So what's bad about it? Everything that is not meta-commentary on the existence of the movie itself, which is unfortunately the bulk of what you will watch when watching this movie. Keanu Reeves, for whatever vacuous charm he used to have, is now getting on in years, exhibited in both his line delivery (ranging from kind of tired to very tired) and his performance in action scenes, which could be described as "elderly man asks you to stop hitting him." All the plot about the "real" world and robots and freedom fighters, etc., feels very rushed and almost not there at all. I know the basics, but even after two and a half hours I couldn't really tell you what's happening there or why. Or like, why there even still is a Matrix, besides the fact the you need it for the movie to happen.
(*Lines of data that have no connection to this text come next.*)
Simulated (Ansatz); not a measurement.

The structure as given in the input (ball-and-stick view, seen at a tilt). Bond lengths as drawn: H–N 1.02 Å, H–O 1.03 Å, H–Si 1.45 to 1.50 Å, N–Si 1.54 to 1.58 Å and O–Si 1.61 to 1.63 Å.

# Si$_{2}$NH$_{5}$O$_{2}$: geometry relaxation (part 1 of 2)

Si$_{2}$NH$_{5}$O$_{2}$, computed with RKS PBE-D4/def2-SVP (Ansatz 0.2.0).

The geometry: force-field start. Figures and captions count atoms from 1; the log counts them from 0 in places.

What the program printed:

The action choreography is really uninspired. I'm talking old Buffy the Vampire Slayer levels. I shit you not, in one scene where Neo is basically The One again, and is doing his thing on about 25 S.W.A.T. guys at once, you can see in the background one of his entourage hit a dude with a chair, wild west style.

However, is that the rub? It's bad because it's supposed to be bad? If Lana had no qualms about exposing her contempt for the people who made her make this movie, would she not be equally willing to expose her contempt for the audience who ultimately are the people who condemned her to make this? Surely she appreciates the people on whom the original trilogy had real psychological impact, those who liked it for more than just the "bullet time" and kung fu. But those people are surely the minority, given the general slack-jawed cinema-going public at large. "Bullet time" is, in fact, a thing the villian co-opts to nearly defeat Neo in this movie. As if to say, "Oh, you like bullet time? Here, choke on it!" As if to say, "I bet you swine were clamoring for another Matrix movie full of cool fight scenes, weren't you? Well, here it is. With the most boring and unsatisfying fight scenes I could make without being removed from the project." A commentary on the idea that, 20 years later, after the immeasurable impact of the Matrix on nearly every piece of pop culture, action or otherwise, there could still be anything to explore in the Matrix IP. I'm not sure it could be anything else. The Wachowskis showed they had nearly perfected action scenes 20 years ago. How could they have forgotten so thoroughly? It must be intentional. And if so, it's a Kaufman-esque prank I thoroughly respect.

That doesn't mean I recommend the movie, because it's subversion is ultimately its own self-destruction. The smug self-satisfaction you'll get from recognizing these themes won't make you any less uncomfortable for two hours of poorly-paced, badly-shot, barely-acted, scenes of nonsense. And maybe that's the point. If Lana couldn't kill Neo as a hero, she'll kill him as a villain.

As long as he rests in peace.

i. I've been told that Simluation and Simulacra was the ideological inspiration for the Wachowskis. Having read part of both books, I see much more direct resonance with The Revolution of Everyday Life. I would recommend reading both.

ii. I originally started writing this email to talk about how I considered it a real tragedy that the script didn't contain the original idea (that the machines were using human brains for extra processing power) and not the ludicrous, physics-defying, idea that humans are somehow excellent batteries. And that this would be thematically perfect because it would mean humans are creating the Matrix in their own minds, and Neo shaping the Matrix would be him literally changing minds. I've since come to realize that this distinction is unimportant, and that, in a morbid way, the reduction of labor exploitation to the harvesting of actual bio-electricity is even more fitting.